I may do it anyway just for studying purposes

Cool
(I'm already thinking how I'd do it :-)

@Yutsuten
Copy link
Member Author

Yutsuten commented May 2, 2024

Not a bad idea, but I think we want to preserve as much as possible.

I think this is personal taste. Using the e-mails I receive as a reference, I'd prefer these character stripped out instead of showing ? on them.

All emails in my inbox that have an ?, I'd be happier if those were not there.

I even have emails with ? between words (Why/how people do that??). In the browser those become spaces.

Subject: I want ????

I have never received an email like that.

Maybe if one sets their locale to something like LANG=C in their system, receiving an email that uses non-ASCII characters (Chinese or whatever I want バナナ lol), I agree that the ? would make sense though.
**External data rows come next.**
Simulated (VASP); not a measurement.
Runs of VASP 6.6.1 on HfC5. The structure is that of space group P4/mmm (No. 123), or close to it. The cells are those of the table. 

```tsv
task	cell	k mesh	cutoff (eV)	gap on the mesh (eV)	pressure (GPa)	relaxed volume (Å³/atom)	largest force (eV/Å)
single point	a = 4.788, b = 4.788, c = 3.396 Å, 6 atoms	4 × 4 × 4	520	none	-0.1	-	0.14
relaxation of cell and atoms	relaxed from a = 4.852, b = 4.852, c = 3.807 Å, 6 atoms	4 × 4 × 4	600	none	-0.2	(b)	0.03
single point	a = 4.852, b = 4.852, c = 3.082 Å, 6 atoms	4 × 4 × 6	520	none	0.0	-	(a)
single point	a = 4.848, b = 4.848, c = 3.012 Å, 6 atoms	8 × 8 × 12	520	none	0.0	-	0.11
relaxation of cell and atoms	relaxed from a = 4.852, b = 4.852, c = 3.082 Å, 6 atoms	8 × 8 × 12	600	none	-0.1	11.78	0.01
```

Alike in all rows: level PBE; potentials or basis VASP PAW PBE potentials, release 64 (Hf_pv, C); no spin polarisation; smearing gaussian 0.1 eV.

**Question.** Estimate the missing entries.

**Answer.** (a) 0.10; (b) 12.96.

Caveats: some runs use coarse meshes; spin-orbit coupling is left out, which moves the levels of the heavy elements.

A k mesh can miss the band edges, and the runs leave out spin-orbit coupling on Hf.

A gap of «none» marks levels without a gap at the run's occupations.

What do you think about making the behavior of non-printable characters being configurable? The default is to preserve as much as possible. Changing the default would replace all non-printable characters with spaces, then we strip them out. Personally I would love it.

@flatcap
Copy link
Member

flatcap commented May 2, 2024

What do you think about making the behavior of non-printable characters being configurable?

That sounds reasonable, but what would you apply it to? and where?

We probably only want to apply this to an email's subject.
So we probably don't want to alter the Expando code for this, just index_s().

How common are these bad subjects?
We don't want to add options just to make spam look prettier.

@Yutsuten
Copy link
Member Author

Yutsuten commented May 2, 2024

We don't want to add options just to make spam look prettier.

🤣 🤣 This comment made me laugh, actually. Probably because it's half true. What is spam is subjective, though. Google payment receipts are not spam for me, but it may be spam for others.

How common are these bad subjects?

Google and Amazon send me the bad subjects that I would love to strip. Both are payment receipt emails.

That sounds reasonable, but what would you apply it to? and where?

So far we have reports of issues in subject and names (from/to), so we could start here.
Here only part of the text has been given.